In yesterday’s post, I described a review strategy I used this June. Part of the strategy was a think-pair-share activity, although I didn’t use that label at the time. While planning, I listed the main topics on the final exam and I came up with 10 big ones. Over the course of two weeks, the students encountered a different topic each day for the Do Now (all review). I asked an open-ended question for the Think-Pair-Share/Do Now Activity. During the discussion, I recorded their responses on chart paper to capture their ideas on a student-genterated anchor chart. These remained posted in the classroom for the students to refer to during other review activities. There are a few examples below.

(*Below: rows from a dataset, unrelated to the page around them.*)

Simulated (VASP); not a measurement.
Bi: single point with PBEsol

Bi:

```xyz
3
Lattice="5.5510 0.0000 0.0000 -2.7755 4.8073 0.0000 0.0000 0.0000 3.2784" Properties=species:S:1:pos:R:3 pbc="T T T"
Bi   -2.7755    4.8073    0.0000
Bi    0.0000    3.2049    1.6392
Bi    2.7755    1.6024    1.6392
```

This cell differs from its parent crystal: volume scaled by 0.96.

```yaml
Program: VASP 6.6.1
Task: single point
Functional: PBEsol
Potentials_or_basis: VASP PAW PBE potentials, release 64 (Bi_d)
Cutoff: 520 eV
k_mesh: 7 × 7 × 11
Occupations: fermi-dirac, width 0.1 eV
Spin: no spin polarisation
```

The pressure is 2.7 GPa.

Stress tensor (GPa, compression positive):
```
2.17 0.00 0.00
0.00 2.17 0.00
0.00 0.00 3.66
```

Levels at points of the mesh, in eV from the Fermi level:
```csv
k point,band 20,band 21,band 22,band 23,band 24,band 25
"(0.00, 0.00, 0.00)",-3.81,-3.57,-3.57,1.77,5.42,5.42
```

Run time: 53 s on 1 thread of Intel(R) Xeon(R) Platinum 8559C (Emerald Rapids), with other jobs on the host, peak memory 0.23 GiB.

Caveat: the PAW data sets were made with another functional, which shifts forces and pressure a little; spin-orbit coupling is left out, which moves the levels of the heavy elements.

I dedicate the last 3 weeks or so to a culminating project so I’ve tried to find a (good) way to fold in review during this time without losing too much momentum on the project. I really liked my most recent attempt in which I used a series of Do Now’s and Homework’s to tie together the review topics. I’ll explain the process by referring to the example below, which addressed Supplementary Angles and Isosceles Triangles.
I structured each Do Now to contain 4 components including individual think time, sharing in pairs and a whole class discussion. (This did take longer than my normal allotment for Do Now’s, but it was worth it to me.)
First, the students would individually recall facts from the Previous Topic (e.g. Supplementary Angles), which we had reviewed in both the Do Now and Homework yesterday. Once they wrote these facts they could crosscheck it with the previous Do Now if they were unsure.
Second, they would move on to Today’s Topic (e.g. Isosceles Triangles). The task was always to write down 3 statements that they know or think they know about the topic. The second part of the statement allowed them the freedom to write something down even if they weren’t 100% sure. I would challenge them to do this just by memory, but they could refer to their notebook if necessary. During this time, I would circulate and snoop like crazy to get a feel of how far they could get before opening up their notebooks. This helped me to gauge what they still remembered about the topic and if I would need to work in a mini-lesson.
Third, they would share their statements to their partner and add any new ideas that surfaced during this conversation.
Fourth, I would bring the class back together to share out. During this discussion, I recorded their ideas on chart paper.
Lastly, practice problems to accompany Today’s Topic were for homework that night. The homework problems were similar to examples in their notebook from earlier in the year. On the Do Now was a box to record the page number, which hopefully spurred them to look to their notebook as they practiced that night.
The next day we would repeat the process, starting with the previous topic (e.g. Isosceles Triangles) for step one, then add in a new topic. I continued this process for 10 days then stapled these together so they had all their work in one place.
There were a couple things I really loved about this review set up. Through the discussion, we created a student-generated anchor chart for every topic on the exam. I kept these anchor charts posted in the classroom until the day before the exam. As we worked through the topics and we taped poster after poster to the walls, the students began to realize how much they learned that year. =) It also helped them determine the topics they needed to study the most. I loved that every day’s lesson had a few key elements worked in already – individual recall, sharing with a partner and a collaborative discussion to review for the exam.I normally would have focused only on big ideas and wouldn’t have added the examples to an anchor chart. Yet the discussion led to a request for an example, so this may not be but it did the trick.
*How do you review at the end of the year? If anyone else ends the year with a project, how do you work in a review?